The bonus-hunting forums are full of recommendations that violate Kelly by 5× to 20×. The math says these recommendations destroy realised EV. The forums say they "feel right." Five common violations and their costs.

Violation 1 — flat $5/spin regardless of bankroll. The most common forum recommendation: "use the max-bet rule, clear the bonus fast." At $5/spin on a $1,000 bankroll, that's 0.5% of bankroll per spin — 2× full Kelly and 4× half Kelly. The bet-size-to-bankroll ratio puts ruin probability at approximately 35% across the $18,000 clearing volume. Even on a positive-EV bonus, one-in-three runs bust before clearing.

Violation 2 — flat 5-10% of bankroll per spin. Common on Reddit r/gambling threads. At 5% of $1,000, that's $50/spin — 20× full Kelly and 80× quarter Kelly. Ruin probability climbs above 90% on the Wild Fortune $18,000 clearing volume. The bonus is mathematically guaranteed to fail almost every time; the forum recommendation is the inverse of optimal.

Violation 3 — "double after a loss" (Martingale on bonus clearing). The progressive-stake violation. Martingale doubles the bet after each loss until a win recoups the loss sequence. The expected ruin probability on a 40-spin Martingale sequence with 4% house edge is approximately 60%, and the variance is hundreds of times higher than flat-bet Kelly. Martingale converts a marginally positive-EV bonus into a high-variance ruin lottery; the realised EV on Martingale bonus clearing is materially worse than walking away from the bonus entirely.
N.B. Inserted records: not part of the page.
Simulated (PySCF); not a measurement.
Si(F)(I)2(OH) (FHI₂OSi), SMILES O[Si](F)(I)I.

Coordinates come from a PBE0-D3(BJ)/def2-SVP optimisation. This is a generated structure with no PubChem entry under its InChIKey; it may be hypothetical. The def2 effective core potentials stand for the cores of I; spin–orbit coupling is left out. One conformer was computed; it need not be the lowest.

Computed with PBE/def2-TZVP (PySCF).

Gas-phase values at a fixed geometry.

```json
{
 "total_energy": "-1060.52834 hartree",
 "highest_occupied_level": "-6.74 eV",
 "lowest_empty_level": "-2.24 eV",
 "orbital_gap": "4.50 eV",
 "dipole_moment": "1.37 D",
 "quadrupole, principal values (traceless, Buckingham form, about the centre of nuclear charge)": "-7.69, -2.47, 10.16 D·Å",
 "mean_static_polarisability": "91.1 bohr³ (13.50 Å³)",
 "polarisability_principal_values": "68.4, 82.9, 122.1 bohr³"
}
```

Violation 4 — chasing the cap. Bonus hunters who realise they're approaching a max-cashout cap sometimes increase bet sizes to "use the variance" — betting larger in hopes of hitting the cap on a single big win. The math is the inverse of Kelly: larger bets at marginal EV with a hard ceiling on outcome produce lower realised EV than smaller bets, not higher. The cap converts the right tail to zero marginal value, which means the optimal bet fraction below the cap is smaller than the standard Kelly result, not larger.

Violation 5 — under-betting (the opposite mistake). Less common, but worth noting. Bonus hunters intimidated by variance sometimes bet at quarter Kelly or below — $0.10-$0.20 per spin on a $1,000 bankroll. The bet size is far below optimal, the clearing time stretches into months, and the 30-day expiry becomes a binding constraint. The bonus expires un-cleared and the realised EV is zero. Under-betting is mathematically less destructive than over-betting (under-betting can't increase ruin probability beyond the natural floor), but it has the same outcome on the realised EV: the bonus isn't cleared.

The aggregate cost. A bonus hunter who clears 40 positive-EV welcome bonuses per year at half Kelly produces an expected realised EV of approximately +$2,880 (40 × $72 expected per bonus). The same hunter at 4× Kelly (which is "fast clear at $20/spin on $1,000 bankroll") produces an expected realised EV of approximately +$420 — because 30 of the 40 clearing runs bust before completion and surrender the deposit. The Kelly-disciplined hunter earns 6.8× the realised annual EV of the over-betting hunter, on the same bonus pipeline. This is the structural reason serious bonus hunters look conservative on forums — the math is conservative.

Section 6 — Kelly vs flat-betting vs Martingale

Three bet-sizing approaches, ranked by realised EV on the same +2.1% Wild Fortune bonus example.

Kelly (half Kelly variant). Bet 0.125% of remaining bankroll per spin. Adjusts dynamically as bankroll changes. Expected realised EV: +$72. Ruin probability: ~12%. Clearing time: ~80 hours of autoplay across 30 days.

Flat-bet $1.25/spin. Bet the half-Kelly amount based on starting bankroll, no dynamic adjustment. Expected realised EV: +$68 (slightly lower than dynamic Kelly because bet doesn't shrink during drawdowns). Ruin probability: ~14%. Clearing time: same as Kelly.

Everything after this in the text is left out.